The only argument that I ever see for THF to be a job instead of a class is the same one you've given here: because people are emotionally attached to the idea of THF being on the same level as all of the other jobs. In practical terms, when you examine the capabilities of a THF in the FF series and its relationship to NIN, if you look at it without being constrained by said emotional attachment (which basically makes any examination pointless because you've already made your decision regardless of what you find), THF doesn't work as a combat job in ARR.
The only reason that THF qualified as a job on par with the others in previous FF games was because "Steal", while being a non-useful combat mechanic (as in, it doesn't actually help you win a fight), provided an explicit indirect advantage in drastically increasing your resources and oftentimes providing you with gear before you would otherwise have access to it. Unless you implement THF as a DoL job wherein it's all about stealing stuff from enemies (since DoL jobs are explicitly designed to actually provide you with additional resources), it's actually a stretch to include THF as a class without adding a bunch of things that have historically been unrelated to THF. Everything else that THF provided has been out-of-combat functionality which, for a combat class, is out of place in an MMO.
Conversely, NIN has *regularly* been combat class that stands on its own (via Throw and the Ninja magic) while virtually always operating as either a direct or indirect upgrade to THF. The direct upgrades are comparatively rare, moreso because of good design than mechanical requirement (in a single player game, you don't want to have one class render another redundant by providing the same capabilities only better; you want there to always be a reason to use an "inferior" class as opposed to just using the uber-classes for everything, generally by affording some degree of utility or secondary benefit). The indirect upgrades are multitudinous: in any game where upper level jobs have prerequisites, Ninja requires Thief (either as the only requirement or as the *main* requirement), and then is provided with stats that are a direct upgrade from what Thief gets. As such, if you were going to go straight for Ninja without bothering with any other jobs along the way and only getting the minimum required, Ninja would only have Thief abilities to utilize, which means that it's an indirect upgrade: it's got better stats, is required to have a goodly portion of Thief but not much of anything else (if at all), and uses most of the same gear.

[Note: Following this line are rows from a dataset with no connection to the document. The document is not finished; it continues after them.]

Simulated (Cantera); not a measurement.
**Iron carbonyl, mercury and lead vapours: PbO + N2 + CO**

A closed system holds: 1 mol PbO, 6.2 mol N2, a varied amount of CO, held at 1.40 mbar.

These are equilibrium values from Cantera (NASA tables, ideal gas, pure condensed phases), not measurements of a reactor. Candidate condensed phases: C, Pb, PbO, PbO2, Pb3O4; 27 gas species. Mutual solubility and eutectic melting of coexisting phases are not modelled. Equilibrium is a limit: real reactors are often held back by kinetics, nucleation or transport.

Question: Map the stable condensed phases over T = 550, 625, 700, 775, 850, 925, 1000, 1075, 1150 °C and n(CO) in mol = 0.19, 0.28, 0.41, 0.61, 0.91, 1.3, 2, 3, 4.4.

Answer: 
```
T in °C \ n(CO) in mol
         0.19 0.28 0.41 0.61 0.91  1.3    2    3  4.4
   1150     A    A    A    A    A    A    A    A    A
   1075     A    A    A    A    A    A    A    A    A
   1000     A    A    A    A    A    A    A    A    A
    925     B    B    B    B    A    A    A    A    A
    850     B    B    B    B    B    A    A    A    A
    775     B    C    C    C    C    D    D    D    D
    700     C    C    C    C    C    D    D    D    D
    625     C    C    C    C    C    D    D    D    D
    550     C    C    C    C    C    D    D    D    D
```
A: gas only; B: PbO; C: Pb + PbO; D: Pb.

THF>NIN is, honestly, using a more justifiable version of the logic applied to the design of ARC>BRD. Archer/ranger (which are basically the same class; there are no games that have both Ranger *and* Archer and their trademark capabilities are basically the same/interchangeable; FFTA2 *could* make a case for it with Hunter, but Hunter is a *direct* upgrade of Archer since it gets access to better weapons and a largely similar suite of abilities that are simply more potent) has always been a job on par with THF. While archer turning into bard requires a certain amount of mental acrobatics (strumming a harp is *kind* of like drawing a bowstring...), thief into ninja has historical precedence as well as a much more cohesive logic behind it since they both use much the same fundamental combat archetype.